Dell actually has a section where all of the "environmental" specs of their systems are provided. Inexplicably hidden, from my POV:
http://www.dell.com/content/topics/glob ... =en&s=corp
To find it, you have to go... dell - about dell - commitment - design for environment - product data sheets ---- not exactly intuitive.
Anyway, these data sheets include BEL (sound power) and dBA @ operator position SPL measurement. The latter corresponds to a distance of about 0.6m. Compared to the SPL at 1m in a normal (quiet room), these will be 1~2 dBA higher. Noise is measured at idle, and with various drive activities -- but not at full load.
If you look through all the desktop data sheets, you'll find that most average ~30 dBA at idle. This means about 28~29 dBA as SPCR measures it (@ 1m). A handful are at 28~29. A couple are as low as 25 dBA. Now those 25 dBA ones should sound pretty quiet in any environment unless the noise quality is terrible.
No comments about what they'll do under load.

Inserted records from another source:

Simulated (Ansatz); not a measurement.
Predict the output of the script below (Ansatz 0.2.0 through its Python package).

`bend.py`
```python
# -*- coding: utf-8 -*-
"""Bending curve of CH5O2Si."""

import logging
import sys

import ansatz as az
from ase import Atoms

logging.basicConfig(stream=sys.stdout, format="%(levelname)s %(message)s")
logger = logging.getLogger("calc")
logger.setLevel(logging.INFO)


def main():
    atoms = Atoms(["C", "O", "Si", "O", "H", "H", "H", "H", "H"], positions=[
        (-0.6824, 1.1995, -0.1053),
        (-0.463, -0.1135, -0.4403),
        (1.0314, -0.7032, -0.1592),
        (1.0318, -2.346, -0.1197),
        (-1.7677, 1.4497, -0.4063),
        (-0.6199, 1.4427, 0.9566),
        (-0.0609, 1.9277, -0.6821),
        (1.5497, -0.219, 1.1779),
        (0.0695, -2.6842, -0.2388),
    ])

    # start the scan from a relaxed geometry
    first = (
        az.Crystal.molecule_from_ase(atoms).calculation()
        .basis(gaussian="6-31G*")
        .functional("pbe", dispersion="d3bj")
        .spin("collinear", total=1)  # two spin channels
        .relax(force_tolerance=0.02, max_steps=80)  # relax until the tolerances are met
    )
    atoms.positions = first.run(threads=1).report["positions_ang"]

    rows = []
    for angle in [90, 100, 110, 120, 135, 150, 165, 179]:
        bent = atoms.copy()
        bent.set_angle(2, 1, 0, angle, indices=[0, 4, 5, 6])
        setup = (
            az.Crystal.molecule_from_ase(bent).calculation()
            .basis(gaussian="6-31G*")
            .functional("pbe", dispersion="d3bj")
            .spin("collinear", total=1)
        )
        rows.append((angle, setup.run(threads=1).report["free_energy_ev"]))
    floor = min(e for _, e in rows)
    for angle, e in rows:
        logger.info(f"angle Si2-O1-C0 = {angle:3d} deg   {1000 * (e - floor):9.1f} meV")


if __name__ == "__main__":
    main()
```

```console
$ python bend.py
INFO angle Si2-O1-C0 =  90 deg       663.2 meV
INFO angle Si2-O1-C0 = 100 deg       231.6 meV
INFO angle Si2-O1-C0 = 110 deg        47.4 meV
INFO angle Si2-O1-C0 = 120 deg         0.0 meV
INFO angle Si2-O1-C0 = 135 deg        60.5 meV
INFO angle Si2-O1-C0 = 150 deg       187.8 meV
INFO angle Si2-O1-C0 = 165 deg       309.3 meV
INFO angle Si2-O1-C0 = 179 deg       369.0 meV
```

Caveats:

I suspect the Dells would ramp up and down more in noise level and quality than PCs made by quiet obsessives like so much of the SPCR crowd (or SIs like End PC Noise). Would probably depend partly on what options are chosen for the particular model. IE -- if you choose the most powerful CPU and vidcard, then you can expect great ramp up/down, and perhaps a higher base noise level that spec'd -- because the specs are usually for a base option model.